But yesterday, the Utah Senate voted to support Governor Huntsman’s plan to divert 15% of the hotel tax to help fund a stadium for RSL (see D-News article). Having had a career in accounting, I understand that technically, that’s not money out of my pocket as a taxpayer. But that position is simply an accounting trick. In a representative democracy, government revenues from any source belong to the citizens. The citizens’ representatives determine how those revenues should be managed. This means that instead of reducing the hotel tax or using that 15% for other projects, it will be used to build a venue for a private entertainment business.
This goes against my limited government instincts. Why should state government subsidize a private entertainment venue? I heard SLC Mayor Rocky Anderson on the radio saying, “That’s how these things are always done — with a public-private partnership.” That does not make it right.
I commented on the Senate Site post about this issue and received this very thoughtful response from Alien Wannabe (at 1:06 AM no less).
I have tremendous respect for you. And, I think I understand your position. My roots are also in the conservative wing of our party, so I see you as being a kindred spirit.
In the limited time I have here, I will try to supply an answer to your question:
I am a Republican, not a Libertarian, for a good reason. Just as I do not believe in the "maximum" government of the Socialists and Democrats, I do not believe in the "minimum" government of the Anarchists and Libertarians either. Rather, I believe in the "optimum" government of the Republicans.
For me, that is what the divinely inspired Constitution is all about--finding that right balance. As you remember, the original government of the United States, the Articles of Confederation, was too weak. It didn't work. The founding fathers replaced it with one that gave more power to a central government--they recognized the need for balance, "optimum" rather than "minimum."

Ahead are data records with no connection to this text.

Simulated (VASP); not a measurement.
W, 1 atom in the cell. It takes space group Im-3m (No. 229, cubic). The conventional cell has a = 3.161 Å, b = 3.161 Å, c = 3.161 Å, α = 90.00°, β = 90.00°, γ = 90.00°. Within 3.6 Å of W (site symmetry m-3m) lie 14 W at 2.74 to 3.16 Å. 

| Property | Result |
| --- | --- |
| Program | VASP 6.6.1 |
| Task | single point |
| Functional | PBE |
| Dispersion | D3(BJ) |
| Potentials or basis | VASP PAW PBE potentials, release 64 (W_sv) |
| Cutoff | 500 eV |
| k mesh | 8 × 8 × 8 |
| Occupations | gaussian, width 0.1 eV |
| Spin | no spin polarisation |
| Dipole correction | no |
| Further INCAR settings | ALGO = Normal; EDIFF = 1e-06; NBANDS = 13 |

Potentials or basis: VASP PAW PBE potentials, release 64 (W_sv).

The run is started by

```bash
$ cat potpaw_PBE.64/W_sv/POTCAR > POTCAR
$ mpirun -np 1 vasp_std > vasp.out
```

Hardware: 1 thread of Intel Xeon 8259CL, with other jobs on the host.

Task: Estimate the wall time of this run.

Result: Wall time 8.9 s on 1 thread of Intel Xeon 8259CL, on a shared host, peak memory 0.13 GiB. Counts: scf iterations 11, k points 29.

Too many of my fellow Conservative Republicans fail to seek this same balance. They start idealizing "minimum" government as if they were Libertarians instead of Republicans.
No one understood the need of limited government more than Thomas Jefferson, but he also understood this principle of balance. He further understood that "limited" is a different concept entirely than "minimum." And, because of that, he was able to act in his country's best interest at a crucial moment in history.
When France offered to sell the Louisiana Territory to the United States, Jefferson wisely jumped at the opportunity, even though doing so seemed to require that he use authority not explicitly granted to him in the Constitution.
Thank goodness he had the intelligence to do what he did! His actions have proven themselves over time to have been a tremendous blessing to our nation. Indeed, one wonders how dangerously handicapped and stunted our country would have been if he had not the vision and wisdom to do the right thing instead of the simple thing.
Too often we conservative political junkies fall into the trap of being intellectually lazy. We gravitate toward a simple direction, right, instead of toward actually doing the "right" thing.
I have learned in my life that doing the "right" thing requires balance--effort and judgment. Following a simple direction requires no effort and no judgment, we simply turn off our brain and say either "more government programs!" (left), or "less government programs!" (right)
In the past, some who have famously fallen into a similar trap have declared such things as "It is wrong to heal on the Sabbath!" These folks couldn't get past the direction of following the letter of the law, so they failed to understand the balance of the spirit of the law.
The spirit of our national and state constitutions is to provide for the common good. As a conservative Reagan Republican, I believe that often requires government to get off the backs of the people, so that their creative energies can be unleashed. But, sometimes it means that the government needs to step in, as appropriate, to build such things as the Eerie Canal--all for the common good.
For me, Real Salt Lake's stadium falls into this category. I am convinced that it will produce benefits for our state that are just as vital to the common good as schools and highways. That is why I enthusiastically support the state chipping in a small portion to help make it a reality.
I hope this, in some way, does justice to your excellent question.
Now, it’s no secret that I’m not a sports guy. But I’m not opposed to professional sports arenas. I just have concerns about using public money for that purpose. Larry Miller did not get public money to build the arena formerly known as the Delta Center. That would be an exception to Rocky’s statement above. And, although I respect Alien Wannabe’s thoughts on the matter, I simply can’t bring myself to put sports arenas in the same category canals, roads, schools, and libraries. I’m sure that plenty of sports fans would disagree with me on that, but I can’t see how athletic entertainment is as essential as education or transportation.
I’m not a pure libertarian, but that does not mean that all libertarian principles are bad. In fact, I think we need some rabid libertarians to counter the constant push to grow government. I understand the enthusiasm many are expressing for the soccer stadium. Heck, it’s probable I could attend events at that venue someday. But I’m afraid that I cannot bring myself to support public funding for it. Still, it seems that my view on this matter is like a feather in a windstorm.